Valentine's Day

These Toronto-based companies are talking about sex this Valentine’s Day

Valentine’s Day might be a card and candy grab, but it’s also about (let’s be honest) sex. Two Toronto companies aren’t skirting around the post-quarantine desire running rampant through the city by offering clients something on the scintillating side of V-day.

Entrepreneur and co-founder of Jems, Whitney Geller, wants Valentine’s Day shoppers to feel more comfortable with the current state of condoms by co-creating Jems, a female-led condom company, with partner Yasemin Emory.

Geller and Emory built Jems because condom packaging and marketing are mainly male-centric without providing consumers with necessary information about materials used or catering to every type of consumer.

“You take the most embarrassing product, you put it in the most embarrassing packaging, and then you put it in the most embarrassing aisle,” Geller says. “When we went looking at the [condom] package, we couldn’t find anything on it that indicated what the ingredients were. And we thought, what a crazy thing for it to be something that, you know, is going into bodies and around reproductive organs, to not have to disclose what the ingredients are.”

Geller and Emory discovered that most condom manufacturers do not disclose ingredients. But this poses a problem for people with severe allergies. Combined with packing that is not inclusive, condom marketing may contribute to the current rise in STIs. They want to change the way people view, see, and use condoms, but they also want to change the way condoms are marketed.

Jems Condom
Jems Condoms.

Jems aims to “change the dialogue around what we’re talking about with safer sex so that it feels like an inclusive and expansive project product for a number of sexual identities and expressions,” Geller says.

Geller and Emory are also on a mission to change sex education by launching a new sex education platform.

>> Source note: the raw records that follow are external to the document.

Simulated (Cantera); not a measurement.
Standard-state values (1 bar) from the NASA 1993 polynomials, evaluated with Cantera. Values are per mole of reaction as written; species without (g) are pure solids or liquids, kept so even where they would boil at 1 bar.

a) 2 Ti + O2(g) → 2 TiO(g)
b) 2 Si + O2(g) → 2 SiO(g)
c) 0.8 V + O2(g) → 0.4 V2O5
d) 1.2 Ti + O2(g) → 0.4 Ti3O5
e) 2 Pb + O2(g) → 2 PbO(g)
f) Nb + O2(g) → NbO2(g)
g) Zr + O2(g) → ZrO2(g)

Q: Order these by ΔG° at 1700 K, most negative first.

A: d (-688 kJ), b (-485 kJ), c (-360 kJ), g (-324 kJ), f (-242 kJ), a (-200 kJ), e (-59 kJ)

“We really believe that sex ed is letting people down. It hasn’t changed the same thing since we were kids. And you know, the advent of the Internet and cell phones were kind of a big deal. And kids are learning so much from pornography, that we think there should be sort of other trusted voices out there. So at the same time to speaking to a variety of sexual expressions and identities is super important in terms of sex,” Geller says.

Julie Clark is also a firm believer in using natural products and opening the conversation around sex. Her Toronto-based beauty and wellness company, Province Apothecary, makes an all-natural sex oil that’s crafted with essential oils and other clean products. Opening the conversation about sex in general, in this case, also allows for a more open conversation about what goes into sex products. “I formulated sex oil because I was really dissatisfied with the available lubricants on the market,” Clark explains. “They smelt gross and felt gross and that’s where the inspiration for sex oil came from.”

Province Apothecary's Sex Oil
Province Apothecary’s Sex Oil

Clark opened the conversation to ensure that what goes into her product is safe for skin and bodies. Having safer ingredients makes the idea of using the product less daunting. “A little bit of oil goes a long way and it’s so good for your skin, so no need to wash it off,” she says. “I personally find it makes sex more pleasurable and enjoyable!”

For Geller, Valentine’s Day presents an opportunity to bring safer sex talk full circle.

“I think Valentine’s Day can be a very triggering day for many people. And I think the more that we can have this sort of sex positive, inclusive conversation about what sex and love is, because it looks very different to everybody,” she says. “And the idea of the idea of not being like there’s a right and a wrong way, the idea of it not being heteronormative, the idea of it not looking one way, I think is really important…this idea of including the sort of safer sex, part of that as well is not a topic that comes up.”

In short, Jems and Province Apothecary want to have a conversation around safer sex.